I am a Civil Air Patrol Cadet Technical Sergeant, and though I have my whole life ahead of me, I will never go on an orientation flight, or earn a flight scholarship. I will never participate in the International Air Cadet Exchange, or National Blue Beret, or participate on a CyberPatriot team. I probably won’t achieve all of the Cadet Program’s milestone awards, like the Eaker and the Spaatz. Why not? Because I am already eighteen years old, and the CAP cadet program ends at age 21.
If you are an older cadet who joined your program at sixteen or seventeen, rest assured that you are not alone. Here are some tips from a cadet in the same boat.
1. Don’t let yourself be devoured by regret.
It’s easy to fall into this trap. When you see much younger cadets at your same level in the program, you realize how many more opportunities and how much more time they have. Don’t let yourself wallow in grief, and don’t blame your friends or parents for not introducing you to the joys of being a cadet sooner. It only makes you miserable, and that doesn’t do you any good. A better way to look at it is by asking yourself, “How can I use the time I have wisely and honorably?” You won’t get anywhere with your remaining time if you don’t have the right attitude.
2. Live life to the fullest before you age out of the cadet program (and join the dark side).
If you want to get the most out of what time you have as a cadet, whether you are limited by your rapidly-approaching twenty-first birthday, or going off to college in some far-flung place where the nearest unit is forty miles away, then get busy. Work on those promotions. You may not have to fit it all within the absolute minimum time-in-rank, and you certainly shouldn’t kick and claw your way to success at the expense of those around you, but don’t be lazy. Go to every squadron event possible. Try to attend a summer encampment, even if you think you will never need it for promotion. Go to every SAREX you can, and politely (but proactively) hound the officers in charge of signing off qualifications. A career does not have to be long to be illustrious.

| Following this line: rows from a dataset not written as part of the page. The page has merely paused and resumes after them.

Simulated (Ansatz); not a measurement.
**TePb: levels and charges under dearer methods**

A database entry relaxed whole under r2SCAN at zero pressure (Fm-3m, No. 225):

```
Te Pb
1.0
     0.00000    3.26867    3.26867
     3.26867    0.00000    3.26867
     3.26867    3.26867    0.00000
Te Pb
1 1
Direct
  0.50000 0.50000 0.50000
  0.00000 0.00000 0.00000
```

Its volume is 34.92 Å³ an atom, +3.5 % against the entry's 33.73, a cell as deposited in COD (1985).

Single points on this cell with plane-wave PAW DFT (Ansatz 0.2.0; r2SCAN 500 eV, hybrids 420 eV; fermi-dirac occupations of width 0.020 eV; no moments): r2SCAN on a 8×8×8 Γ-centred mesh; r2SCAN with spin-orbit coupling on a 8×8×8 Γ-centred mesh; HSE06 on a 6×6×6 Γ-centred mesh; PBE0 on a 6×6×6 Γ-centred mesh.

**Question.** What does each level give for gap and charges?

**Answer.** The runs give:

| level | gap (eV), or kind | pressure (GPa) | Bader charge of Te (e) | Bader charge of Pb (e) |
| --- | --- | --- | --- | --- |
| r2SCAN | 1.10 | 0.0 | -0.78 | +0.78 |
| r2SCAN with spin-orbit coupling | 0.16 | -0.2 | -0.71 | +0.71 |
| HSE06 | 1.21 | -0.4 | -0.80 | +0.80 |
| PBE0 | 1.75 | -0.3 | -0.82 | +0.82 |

3. Realize that more is required of you.
As a sixteen- or seventeen-year-old cadet, you will quickly discover one thing: rank is very powerful. You will naturally feel more comfortable mingling with cadets closer to your own age, even if they are cadet officers. This is normal, but it can be dangerous to your professionalism. At the same time, it’s tempting to say, “Well, I’m an airman – I don’t have to be as dignified and mature as Lt Mitchell.” No! If you are 17, and Lt Mitchell is 17, then you should both be serving as models of the Core Values and behavior in the uniform to the younger cadets, even if one of you is wearing stripes and the other is wearing pips.
I hope that this article has helped some of you out there. When I joined CAP, I felt big, old, and foolish, and I didn’t think there was much the cadet leaders could teach me. I had to learn on-the-fly, but my short cadet career is proving to be one of the best decisions of my life. I hope that you also are making the most of your cadet years. Remember, you are only limited by yourself, not your time in uniform.